Dear Members, Before you ask a consequential question make sure you already know the likely answer. The EGM on 7 December asked Members how they felt about our non-golf sporting facilities. We asked if they wanted additional Pickleball and new Padel Courts. We asked about the refurbishment of our swimming pool underpinnings now stretched beyond “end of life”. We asked if they were keen for a more logical and convenient gym location with upgraded amenities, a larger floor area and captivating views. We asked about a new pool pavilion for the younger set and families. We asked if Members desired more than just mediocrity and a ride in a time machine back to the 1990s when the pool side last received material attention.
We explained the need to look 10 years forward on what we and the next generation will need and desire. We informed Members that only 12 years ago, we had 3435 subscription paying Ordinary Members to 763 non-paying Seniors; a ratio of 4.5 young to each Senior. Today its just 2888 vs 1256, only 2.3 younger guns to offset each Senior. How is that sustainable? We clearly need more young Members and the facilities to attract them
We surveyed not just those who frequent the current facilities but those who don’t on why they don’t. Regardless, a hundred members will have a hundred different views. Trying to please everyone will end up pleasing no one. The defining question we put to members is whether the club after the renovations will be an improvement over what we had before.
Why the hurry? The obvious answer is the proverbial high rate of cost escalations. It is now very possibly more cost efficient to start a less than perfectly planned project immediately and pay variation orders for changes than to wait for all the stars to align and to start 18 months late. If we continue to execute without considering this very high time value of money, we will get the same results of blown budgets and truncated projects.

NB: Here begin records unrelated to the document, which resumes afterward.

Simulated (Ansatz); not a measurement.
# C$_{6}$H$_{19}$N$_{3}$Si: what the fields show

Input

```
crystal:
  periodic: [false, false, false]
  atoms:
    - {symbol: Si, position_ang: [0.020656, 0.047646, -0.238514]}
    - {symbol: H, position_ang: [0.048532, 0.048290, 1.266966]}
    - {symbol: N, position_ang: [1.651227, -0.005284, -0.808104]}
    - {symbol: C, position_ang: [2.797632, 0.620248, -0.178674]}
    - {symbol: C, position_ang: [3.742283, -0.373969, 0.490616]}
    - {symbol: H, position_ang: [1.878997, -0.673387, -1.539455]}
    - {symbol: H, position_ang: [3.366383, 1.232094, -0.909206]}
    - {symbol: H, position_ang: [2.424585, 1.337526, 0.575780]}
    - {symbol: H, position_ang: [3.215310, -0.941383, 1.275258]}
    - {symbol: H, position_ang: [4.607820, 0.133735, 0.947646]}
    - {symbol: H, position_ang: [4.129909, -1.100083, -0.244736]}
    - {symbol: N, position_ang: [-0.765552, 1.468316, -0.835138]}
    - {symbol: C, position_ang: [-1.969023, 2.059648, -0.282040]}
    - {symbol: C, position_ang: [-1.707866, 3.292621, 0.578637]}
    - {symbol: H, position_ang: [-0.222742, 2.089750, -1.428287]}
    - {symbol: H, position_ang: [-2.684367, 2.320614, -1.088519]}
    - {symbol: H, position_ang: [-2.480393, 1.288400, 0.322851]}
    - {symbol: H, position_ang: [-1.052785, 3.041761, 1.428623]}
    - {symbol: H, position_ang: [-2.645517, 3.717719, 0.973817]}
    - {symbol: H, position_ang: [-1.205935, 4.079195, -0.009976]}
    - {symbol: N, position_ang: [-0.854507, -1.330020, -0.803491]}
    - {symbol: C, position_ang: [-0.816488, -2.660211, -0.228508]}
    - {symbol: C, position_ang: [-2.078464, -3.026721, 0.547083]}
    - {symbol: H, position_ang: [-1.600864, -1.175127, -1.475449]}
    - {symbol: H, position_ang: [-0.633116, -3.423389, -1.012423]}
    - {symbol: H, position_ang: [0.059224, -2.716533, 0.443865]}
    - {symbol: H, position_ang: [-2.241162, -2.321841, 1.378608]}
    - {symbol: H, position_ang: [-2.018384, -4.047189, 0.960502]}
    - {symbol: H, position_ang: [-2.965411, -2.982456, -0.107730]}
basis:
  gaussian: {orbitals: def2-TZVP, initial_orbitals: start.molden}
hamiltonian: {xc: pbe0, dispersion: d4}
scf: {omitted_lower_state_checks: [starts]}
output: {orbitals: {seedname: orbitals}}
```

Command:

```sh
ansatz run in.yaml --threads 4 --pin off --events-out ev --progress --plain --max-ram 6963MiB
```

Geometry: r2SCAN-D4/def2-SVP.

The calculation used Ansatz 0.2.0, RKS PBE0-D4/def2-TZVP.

But its more than that. The Committee cycle is just 2 years. If the “sponsor” of a project obtains the requisite approvals in his or her first 6 months, there will be the continued ownership and accountability over a large part of the project life. Conversely a project started late in the “sponsors” term will become orphaned prematurely when the next Convenor takes over becoming someone else’s project, executed on a “have to” rather than a “want to” basis. That passion and urgency to perform is gone.
Dec 7 may have also been the last small window to appreciably improve our non-golfing facilities. When Members vote for the golf course renovation in the new year with a spend likely in the 70+m range, there could be little appetite for any more spending elsewhere. The train may not pass this way again for a long while.
Happily, when we asked our consequential question on 7 Dec, we already knew what Members wanted from our earlier interactions and indications. As ever, the very vocal minority kept The Committee on our toes turning our EGMs into an entertaining spectator sport. However, it was the silent majority who were overwhelmingly vocal with their votes to trade in mediocrity for facilities matching the club we have in our mind’s eye which we can all be so very proud to be members of.